Most Protestant scholars believe in justification by faith alone (obviously). And there is also a tendency to extend faith alone further, i.e. into sanctification too. Beginning with this doctrinal bias, they start with the presupposition that Romans and Galatians are the unquestionably authentic epistles because Romans and Galatians are the most useful to their own theological perspective (i.e. faith alone). Then they notice how totally foreign that perspective is to the pastorals, not just Titus but even moreso the two epistles to Timothy.

Secondarily, it is well known that Marcion of Sinope (in Pontus) did not include the pastorals in his mangled edition of the Pauline Corpus. According to Tertullian, he included all the Pauline epistles other than 1st and 2nd Timothy, Titus, and Hebrews. Each epistle, other than Philemon, was shorter in his edition than in the Catholic edition. He is accused by Tertullian, Ireneaus, Epiphanius, and several others, of having purposefully made deletions from the Pauline epistles and the Gospel of Luke for doctrinal reasons, particularly his distaste for Old Testament citations. See Tertullian's Five Books Against Marcion (both Latin and English texts can be found at this link), particularly Book V in which he deals in depth with Marcion's edition of the Pauline Corpus.

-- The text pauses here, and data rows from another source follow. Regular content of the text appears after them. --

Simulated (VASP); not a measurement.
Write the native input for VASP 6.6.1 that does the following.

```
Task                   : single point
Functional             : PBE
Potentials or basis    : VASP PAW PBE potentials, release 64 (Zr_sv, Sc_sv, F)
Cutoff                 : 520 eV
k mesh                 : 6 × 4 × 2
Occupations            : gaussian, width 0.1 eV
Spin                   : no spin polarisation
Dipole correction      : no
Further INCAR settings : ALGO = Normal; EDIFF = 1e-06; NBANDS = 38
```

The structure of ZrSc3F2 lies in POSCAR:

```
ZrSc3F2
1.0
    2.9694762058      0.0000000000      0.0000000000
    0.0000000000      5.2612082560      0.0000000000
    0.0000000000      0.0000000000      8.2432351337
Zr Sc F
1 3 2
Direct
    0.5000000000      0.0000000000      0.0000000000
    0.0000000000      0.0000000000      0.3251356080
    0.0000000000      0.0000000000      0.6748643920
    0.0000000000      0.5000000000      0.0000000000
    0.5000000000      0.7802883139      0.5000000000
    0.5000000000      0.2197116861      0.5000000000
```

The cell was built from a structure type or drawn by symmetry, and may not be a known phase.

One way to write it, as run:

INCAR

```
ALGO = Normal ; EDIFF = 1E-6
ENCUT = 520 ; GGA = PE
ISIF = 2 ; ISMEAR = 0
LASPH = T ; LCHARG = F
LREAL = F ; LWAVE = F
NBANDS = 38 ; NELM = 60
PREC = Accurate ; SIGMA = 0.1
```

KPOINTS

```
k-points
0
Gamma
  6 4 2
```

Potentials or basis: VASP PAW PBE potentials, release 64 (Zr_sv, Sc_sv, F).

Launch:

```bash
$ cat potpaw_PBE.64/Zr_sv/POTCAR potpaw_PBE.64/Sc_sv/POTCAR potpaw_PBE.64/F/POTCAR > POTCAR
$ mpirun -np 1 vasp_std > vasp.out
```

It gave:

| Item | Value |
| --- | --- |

From the end of Chapter 1 in Tertullian's fifth book Against Marcion (Holmes' 1870 translation):

We have laid down this as our first principle, because we wish at once to profess that we shall pursue the same method here in the apostle's case as we adopted before in Christ's case, to prove that he proclaimed no new god; that is, we shall draw our evidence from the epistles of St. Paul himself. Now, the garbled form in which we have found the heretic's Gospel will have already prepared us to expect to find the epistles also mutilated by him with like perverseness--and that even as respects their number.

And from Chapter 21:

To this epistle alone (i.e. Philemon) did its brevity avail to protect it against the falsifying hands of Marcion. I wonder, however, when he received (into his Apostolicon) this letter which was written but to one man, that he rejected the two epistles to Timothy and the one to Titus, which all treat of ecclesiastical discipline. His aim, was, I suppose, to carry out his interpolating process even to the number of (St. Paul's) epistles.

(The word "interpolare" translated here as "interpolating" seems to be being used here in the sense of "meddling" rather than "adding," since Tertullian is telling us he left these out.)

Of course, using Marcion's edition against the Pauline authorship of the pastorals is dubious, since Marcion is known to have tampered with even the epistles that he retained.

Thirdly, scholars read the pastorals as being directed against a Gnostic theology that many of them tend to doubt existed in Paul's time.